Software

py-puzzles

I really love puzzles, and whenever I have some time I like to think about how to generate and solve puzzles programmatically. My python package py-puzzles currently contains my collection of code for this purpose. At the time of writing, I have implementations for classical Sudoku, some Sudoku variants (diagonal, king, knight, non-consecutive) and Shikaku.

The Github repo is here.

DuaLip

I am one of the contributors to DuaLip, LinkedIn's extreme-scale Linear Program (LP) solver based on Apache Spark. It is a distributed solver that solves a perturbed LP at scale via gradient-based algorithms on the smooth dual. DuaLip can easily scale to problems in trillions of variables.

The Github repo is here, and the package website is here.

cvwrapr

cvwrapr is a small R package I wrote to help with cross-validating tuning hyperparameters in supervised learning algorithms. The code base is largely extracted from the glmnet package.

The R package cvwrapr is available here. The package website contains vignettes that explain how to use the package. A short blog post on the package can be found here.

Lasso and elastic net generalized linear models ("glmnet")

I had the privilege of working on versions 4.0 and 4.1 of glmnet, a popular R package with efficient procedures for fitting the entire lasso or elastic-net regularization path for generalized linear models (GLMs). With v4.0, we can fit ANY GLM by letting the family argument accept a class "family" object (previously we could only fit special GLM families). With v4.1, we can fit regularized Cox models for start-stop data as well as stratified Cox models. This opens up the way to fit a wide array of regularized Cox models (e.g. time-dependent covariates, left truncation, multiple events per subject).

The R package glmnet is available here; more details on the family argument can be found here, and more details on regularized Cox models can be found here.
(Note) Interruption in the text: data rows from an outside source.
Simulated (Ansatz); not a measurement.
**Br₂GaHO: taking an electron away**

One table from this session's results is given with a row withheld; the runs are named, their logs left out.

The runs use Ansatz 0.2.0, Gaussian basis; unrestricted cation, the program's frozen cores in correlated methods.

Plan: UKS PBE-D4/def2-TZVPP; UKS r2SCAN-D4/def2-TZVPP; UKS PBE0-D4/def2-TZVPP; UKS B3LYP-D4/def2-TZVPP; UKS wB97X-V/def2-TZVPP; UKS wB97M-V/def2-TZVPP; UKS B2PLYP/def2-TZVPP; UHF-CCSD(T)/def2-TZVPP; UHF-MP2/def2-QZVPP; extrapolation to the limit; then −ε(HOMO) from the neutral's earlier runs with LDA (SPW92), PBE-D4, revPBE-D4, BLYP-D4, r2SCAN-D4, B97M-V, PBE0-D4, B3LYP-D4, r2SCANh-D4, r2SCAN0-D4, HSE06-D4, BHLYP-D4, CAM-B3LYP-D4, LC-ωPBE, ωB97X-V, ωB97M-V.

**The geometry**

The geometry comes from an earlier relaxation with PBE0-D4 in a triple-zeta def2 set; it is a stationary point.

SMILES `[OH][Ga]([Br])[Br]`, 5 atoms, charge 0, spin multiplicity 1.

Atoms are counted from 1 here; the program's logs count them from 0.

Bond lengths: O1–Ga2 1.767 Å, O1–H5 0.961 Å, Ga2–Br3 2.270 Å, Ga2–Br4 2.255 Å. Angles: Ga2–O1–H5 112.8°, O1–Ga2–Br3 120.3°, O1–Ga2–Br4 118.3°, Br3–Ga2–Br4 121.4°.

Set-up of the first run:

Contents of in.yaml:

Feature-weighted elastic net ("fwelnet")

Feature-weighted elastic net ("fwelnet") is a variant of the elastic net which has feature-specific penalties. These penalties are based on additional information that the user has on the features (e.g. grouping information, expert views on the importance of the feature). This allows the model-fitting algorithm to leverage such external information to learn better predictive models.

The R package fwelnet is available here; more details on the method can be found here.

Reluctant generalized additive models ("RGAM")

Reluctant generalized additive models ("RGAM") are an extension of sparse generalized linear models (GLMs) which allow a model's prediction to vary non-linearly with an input variable. It is guided by the principle that, if all else is equal, one should prefer a linear feature over a non-linear feature. It is a multi-stage algorithm which scales well computationally, and works for quantitative, binary, count and survival data.

The R package relgam is available here; more details on the method can be found here.

Principal components lasso ("pcLasso")

Principal components lasso ("pcLasso") is a new method for supervised learning which I worked on with Rob Tibshirani and Jerry Friedman. The method shrinks predictions toward the leading principal components of the feature matrix. This method is especially useful when the features come in groups, and it works for both overlapping or non-overlapping groups.

The R package pcLasso is available here; more details on the method can be found here.

Other

Statistical Odds & Ends

I often find myself googling the same keywords over and over again, piecing together information across various sites to (re-)learn the derivation of or intuition behind statistical results. This blog is a way for me to pen down what I've learned as a form of knowledge retention, as well as to post short statistical tidbits that randomly pop into my head.

Mathematical Odds & Ends

This blog is just like Statistical Odds & Ends, except that the content is mathematical but non-statistical.

Beyond Solutions

I post math olympiad problems and brainteasers along with their solutions here. The goal is to bring students beyond reading complete proofs to understanding how the author thought of the solutions (and how they could have thought of it themselves). The blog is largely inactive but I still post there once in a while.

FIFA World Cup 2018: Data Compilation and Analysis

I love to watch sports, especially international tournaments like the Olympics and the FIFA World Cup. For FIFA World Cup 2018, I compiled some basic statistics for the matches and countries, and did some basic data analyses. The data and analysis files are available on Github.